My family is nearing the end of a comprehensive cleaning project that has now stretched into its eighth month. This necessary and comprehensive undertaking was brought about by the sudden passing of my father-in-law at the end of 2020.
After months of adjusting to this new reality, the next step for my mother-in-law became apparent. She neither had the desire nor ability to care for a two-story house on a full basement. So, she made the monumental decision to leave her home to move to an apartment in a retirement community. That left the family with the daunting task of cleaning out this huge home that had been gathering relics for 4 decades before putting it on the market.
So, beginning late last spring, the processing of a variety of cast-offs and keepsakes began. In the endless weeks of work, we’ve uncovered outgrown toys, outdated furniture, boxes of financial records (including cancelled checks reaching back to the 1960s), half-completed remodeling ventures, remnants from a defunct business that closed 35 years ago, art supplies, kitchen cast-offs, piles of soda pop memorabilia, partially disassembled appliances, scrap wood, all kinds of tools and hardware (including 43 tape measures).

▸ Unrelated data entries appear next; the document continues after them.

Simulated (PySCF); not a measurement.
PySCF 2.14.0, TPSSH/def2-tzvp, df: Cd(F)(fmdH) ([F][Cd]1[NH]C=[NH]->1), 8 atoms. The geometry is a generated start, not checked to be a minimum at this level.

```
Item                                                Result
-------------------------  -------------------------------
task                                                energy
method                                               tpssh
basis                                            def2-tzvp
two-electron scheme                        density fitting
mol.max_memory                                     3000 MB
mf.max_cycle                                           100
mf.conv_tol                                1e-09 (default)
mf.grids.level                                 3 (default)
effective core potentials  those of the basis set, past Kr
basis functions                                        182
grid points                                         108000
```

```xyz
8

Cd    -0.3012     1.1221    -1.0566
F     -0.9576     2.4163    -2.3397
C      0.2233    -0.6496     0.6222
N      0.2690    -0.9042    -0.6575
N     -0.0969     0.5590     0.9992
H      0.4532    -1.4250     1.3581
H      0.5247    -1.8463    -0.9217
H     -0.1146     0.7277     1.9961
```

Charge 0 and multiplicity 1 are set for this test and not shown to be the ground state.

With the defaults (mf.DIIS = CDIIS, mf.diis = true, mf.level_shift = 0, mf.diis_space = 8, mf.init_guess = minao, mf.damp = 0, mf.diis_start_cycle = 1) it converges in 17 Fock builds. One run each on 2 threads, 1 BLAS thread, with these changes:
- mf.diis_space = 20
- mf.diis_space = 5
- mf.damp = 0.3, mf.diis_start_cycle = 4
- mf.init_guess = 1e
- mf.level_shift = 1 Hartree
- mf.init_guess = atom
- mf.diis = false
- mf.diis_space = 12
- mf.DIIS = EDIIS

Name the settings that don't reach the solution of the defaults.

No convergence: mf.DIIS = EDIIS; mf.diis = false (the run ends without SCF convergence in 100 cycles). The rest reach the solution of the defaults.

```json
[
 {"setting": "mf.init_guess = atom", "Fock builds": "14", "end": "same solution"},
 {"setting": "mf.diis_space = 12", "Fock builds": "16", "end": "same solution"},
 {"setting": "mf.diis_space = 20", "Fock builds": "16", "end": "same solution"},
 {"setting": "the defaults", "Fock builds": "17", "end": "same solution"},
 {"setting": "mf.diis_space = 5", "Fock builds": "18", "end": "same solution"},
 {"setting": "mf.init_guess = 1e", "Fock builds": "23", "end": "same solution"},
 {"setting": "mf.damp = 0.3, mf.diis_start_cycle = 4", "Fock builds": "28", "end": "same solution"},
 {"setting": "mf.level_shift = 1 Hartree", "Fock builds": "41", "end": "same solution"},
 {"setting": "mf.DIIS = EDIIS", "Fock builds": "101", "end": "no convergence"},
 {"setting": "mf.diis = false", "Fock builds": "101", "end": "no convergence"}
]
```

On top of that, there were building supplies, paints, stains, air ducts, broken antiques, ventilation fans, electrical test equipment, old paneling, plywood, various trash-diving finds, an ecclectic chorus of porcelain figurines and enough glassware to supply a medium-sized hotel. I mean, we found stuff as bizarre and random as a corset from the 1850s and my husband’s wisdom teeth in the back of the kitchen cabinetry! It’s crazy! I’m not kidding when I say that the accumulation of stuff was overwhelming!
In the process, we’ve given away, sold, thrown away and burned so much junk! In fact, the trips to the dump helped us shed literal tons useless garbage. But now, thanks to the concerted effort of the whole family, the house is clean and clear and with the exception of a few random boxes that need to be processed, it’s almost ready for market.
But as we crawled along with this project, digging our way out from under this massive heap of debris, a thought came to me… this house is kind of like a Christian’s soul.
Your spirit is designed to be the storage place of immense spiritual treasure … the knowledge of God Himself. Through faith in the sacrifice of Jesus, an invitation has been extended to you to know the Holy One personally! And through the Scriptures, you can cherish in your mind and heart the very words of the Creator.
If you’re not diligent and careful to guard this sacred space, then your soul easily becomes a warehouse for heaping up and storing piles of worldly junk.
“Do not love the world nor the things in the world If anyone loves the world, the love of the Father is not in him. For all that is in the world, the lust of the flesh and the lust of the eyes and the boastful pride of life, is not from the Father, but is from the world.” (1 John 2:15-16)
Most of us wouldn’t readily admit to being in love with the world, but our actions might say differently. The things we store and actively protect on the shelves of our hearts are not without consequence. Over time they occupy space intended for God, smother practical application of truth, and impede the movement of the Spirit.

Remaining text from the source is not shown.